After I made the decision to attend UCSB, one of my first interactions with our school’s administration was a rather strange one. Following standard protocol, I had enrolled with the campus Resident Halls Association for a dorm room several months in advance of my first academic quarter. However, I was soon met with a particularly odd problem: For some reason (and I’ve never been able to resolve how this happened) the RHA had me listed in their student database as being female.
Now, in certain situations and circumstances this would not have been an issue, but in my personal case this represented quite a problem. This is perhaps the appropriate place in this story for me to mention that I am not a woman. Since birth I have been and have considered myself male, both by sex and by gender identity. Additionally, I have a name which leaves no ambiguity as to my gender, and my physical features could not even be described as epicene.
This particular inaccuracy on the part of the housing authority presented me with quite a dilemma, as roommate assignments are generally categorized by sex. What I anticipated was that once my secret was discovered, I would have to be reassigned to a different dorm — the possible result being that I would receive a less desirable room, as this would occur after assignments had been completed.
After a few minutes of contemplation, I decided to call the RHA office and explain the issue: “Signed up for housing; am not female; never have been female, etc.” Laughter came across the telephone line.
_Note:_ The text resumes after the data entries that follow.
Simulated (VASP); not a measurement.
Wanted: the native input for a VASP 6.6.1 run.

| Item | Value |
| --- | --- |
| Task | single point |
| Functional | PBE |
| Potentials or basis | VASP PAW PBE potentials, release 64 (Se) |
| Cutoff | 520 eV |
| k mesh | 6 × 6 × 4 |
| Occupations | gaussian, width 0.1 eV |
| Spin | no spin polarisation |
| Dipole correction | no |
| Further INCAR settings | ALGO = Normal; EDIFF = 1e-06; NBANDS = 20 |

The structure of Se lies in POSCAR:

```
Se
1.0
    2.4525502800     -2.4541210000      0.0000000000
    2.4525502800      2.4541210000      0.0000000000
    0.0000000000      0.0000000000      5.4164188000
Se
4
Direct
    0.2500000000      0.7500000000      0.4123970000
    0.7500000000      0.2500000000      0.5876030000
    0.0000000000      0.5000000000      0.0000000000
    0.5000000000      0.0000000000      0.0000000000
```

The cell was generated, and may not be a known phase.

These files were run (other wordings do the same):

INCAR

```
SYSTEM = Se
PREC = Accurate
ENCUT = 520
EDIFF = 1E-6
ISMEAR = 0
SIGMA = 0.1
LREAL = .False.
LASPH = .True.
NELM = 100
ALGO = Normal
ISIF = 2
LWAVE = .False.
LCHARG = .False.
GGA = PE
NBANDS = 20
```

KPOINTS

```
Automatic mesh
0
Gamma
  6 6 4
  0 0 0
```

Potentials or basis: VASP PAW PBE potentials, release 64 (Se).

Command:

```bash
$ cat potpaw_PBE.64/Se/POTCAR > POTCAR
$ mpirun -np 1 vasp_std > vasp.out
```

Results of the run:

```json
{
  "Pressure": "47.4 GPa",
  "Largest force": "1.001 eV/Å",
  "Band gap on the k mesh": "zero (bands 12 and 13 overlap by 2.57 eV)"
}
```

“I wouldn’t mind being in your situation,” chuckled the masculine voice on the other end of the call.
Within a few minutes the problem was rectified, and despite this small mistake, I then went on to have a fairly auspicious academic year.
Though not a particularly significant event in my life, I never imagined that this occurrence would serve as a quasi-prelude to a more recent quandary which I (and also other students, from what I’ve been told) have been met with.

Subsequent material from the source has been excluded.